You can do hundreds of thousands of random reads a second from a single thread submitting tasks to a thread pool on an in memory data set. You can do tens of thousands of reads for a > memory data set with an SSD and I was able to get the advertised number of 4k IOPs out of the SSD (Crucial m4) and an Intel i5 desktop CPU.
I frequently have to multiplex data as it becomes available into a single file (to keep the IO sequential for the disk and filesystem) and I always use a thread per file and I got up to 250 megabytes/sec on a 4 disk RAID-0. I don't currently have a use case for needing more sequential write throughput than that so I haven't tried to attaching more disk and SSDs weren't as fast or common at the time.
My reading of buffered IO in Linux is that it translates to a combination of page cache interactions and async IO under the hood so we are technically always using async IO.
While it's true that the Windows API seems to be the best thought through, I was surprised to learn that the implementation may randomly fall back to synchronous IO in unpredictable ways, which (depending on the app, but likely for something that's attempting to juggle a lot of work like a bittorrent implementation) means you need a thread pool anyway.
We ran into issues where lots of threads attempting a disk write were causing latency problems. We were able to get around this by having a single dedicated thread to disk IO.
As a result, there is little incentive to improve AIO (on all systems, but especially on Linux --- a lot of the Direct I/O work was done to make the enterprise database vendors happy). And since AIO isn't good enough, very few people want to use it, and since making it better is difficult, few people are interested in working to solve the problem, and the cycle repeats again.

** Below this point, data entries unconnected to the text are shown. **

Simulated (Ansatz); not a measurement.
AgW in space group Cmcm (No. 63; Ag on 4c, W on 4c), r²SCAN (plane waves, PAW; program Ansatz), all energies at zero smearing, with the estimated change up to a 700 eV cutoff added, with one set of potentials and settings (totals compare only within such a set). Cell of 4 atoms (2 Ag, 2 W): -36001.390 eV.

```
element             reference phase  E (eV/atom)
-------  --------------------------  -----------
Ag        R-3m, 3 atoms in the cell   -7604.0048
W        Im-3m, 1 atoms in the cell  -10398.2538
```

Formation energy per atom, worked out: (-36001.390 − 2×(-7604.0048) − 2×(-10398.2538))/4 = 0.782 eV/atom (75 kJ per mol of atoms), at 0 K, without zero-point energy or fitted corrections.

I'm also not surprised that Windows fared better here; with IOCP they had a chance to redo async I/O completely.
The Evolution of MonoTorrent - FOSDEM 2010
Simplified Threading API
This sounds like a bad idea. If the improvements aren't tied to asynch, why weigh them down with the async albatross instead of merging them to the mainline?
In general, unless you're doing something super high-performance, you should not bother with AIO. It's kind of one of those "if you have to ask, you don't need to know," situations.